This tragic story has finally been put to rest this week, with a jury clearing Kay Gilderdale of attempted murder. But it should never have gone to court. The real crime was to put a grieving mother through this extended ordeal for a prosecution which would have served no one. But there is another reason why I believe that this trial has been harmful, and that is because it has suggested to us that what Kay Gilderdale did was right.

Please don't get me wrong, it's clear that given the terrible circumstances that she found herself in, what Kay did was selfless, compassionate and brave. But are we truly to believe that it was right?

If you believe that it was, then what you are calling for is a change to UK law to legalise assisted suicide, or euthanasia. You must then consider the barrage of troublesome questions that this would raise. What if in a future case the 'assistant' had something to gain from the death? What of the pressure it could impose on those who are terrified that they have become a burden on family and friends? Where and how do you draw the line between what is acceptable and what is not?

If on the other hand you believe that what Mrs Gilderdale did was wrong, then you must maintain that it is preferable for someone like Lynn, with unbearable suffering, to struggle on. That it is reasonable to deny the help that she so desperately craved.

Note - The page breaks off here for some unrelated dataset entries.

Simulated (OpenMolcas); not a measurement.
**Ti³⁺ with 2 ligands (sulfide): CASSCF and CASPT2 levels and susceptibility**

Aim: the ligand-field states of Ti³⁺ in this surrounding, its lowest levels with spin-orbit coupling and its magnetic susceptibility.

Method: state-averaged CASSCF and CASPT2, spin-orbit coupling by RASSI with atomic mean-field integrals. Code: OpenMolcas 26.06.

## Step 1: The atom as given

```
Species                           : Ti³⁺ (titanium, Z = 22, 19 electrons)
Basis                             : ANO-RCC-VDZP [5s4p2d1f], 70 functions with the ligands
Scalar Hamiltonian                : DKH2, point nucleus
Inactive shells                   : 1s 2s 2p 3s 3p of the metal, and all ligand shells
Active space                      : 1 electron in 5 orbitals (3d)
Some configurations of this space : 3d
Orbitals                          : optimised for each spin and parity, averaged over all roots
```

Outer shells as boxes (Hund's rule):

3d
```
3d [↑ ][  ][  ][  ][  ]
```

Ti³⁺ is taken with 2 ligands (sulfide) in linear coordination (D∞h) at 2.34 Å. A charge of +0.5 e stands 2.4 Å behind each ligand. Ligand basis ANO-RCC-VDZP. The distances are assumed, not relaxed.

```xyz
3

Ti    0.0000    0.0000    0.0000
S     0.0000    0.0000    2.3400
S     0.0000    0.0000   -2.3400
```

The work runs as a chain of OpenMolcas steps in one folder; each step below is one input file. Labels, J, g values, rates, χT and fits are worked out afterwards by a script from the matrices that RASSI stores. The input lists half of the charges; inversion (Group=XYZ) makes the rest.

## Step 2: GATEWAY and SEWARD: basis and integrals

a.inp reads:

The truth is that it's disconcertingly hard to know where to stand on this. As a doctor I would never want to be involved in ending someone's life prematurely, yet nor would I want to be responsible for extending suffering. What I do believe is that we should not be encouraging people to take these decisions into their own hands. What took place in December 2008 would have been distressing and frightening for both mother and daughter and must not be seen as a satisfactory course of events.

So where do we go from here? Despite recent guidance from the director of public prosecutions, the legalities of assisted suicide remain unhelpfully vague and open to interpretation. Even so, I can't help thinking that new legislation is unlikely to be the answer here, in a field where each case will vary enormously and therefore should be looked at individually.

We do have a duty to help and support those who can bear life no longer, but whether this should be extended to assisting in ending life remains an enormous ethical question. The current situation however, where families are being forced into making these decisions in isolation and secrecy, not knowing whether criminal charges may follow, seems less than ideal.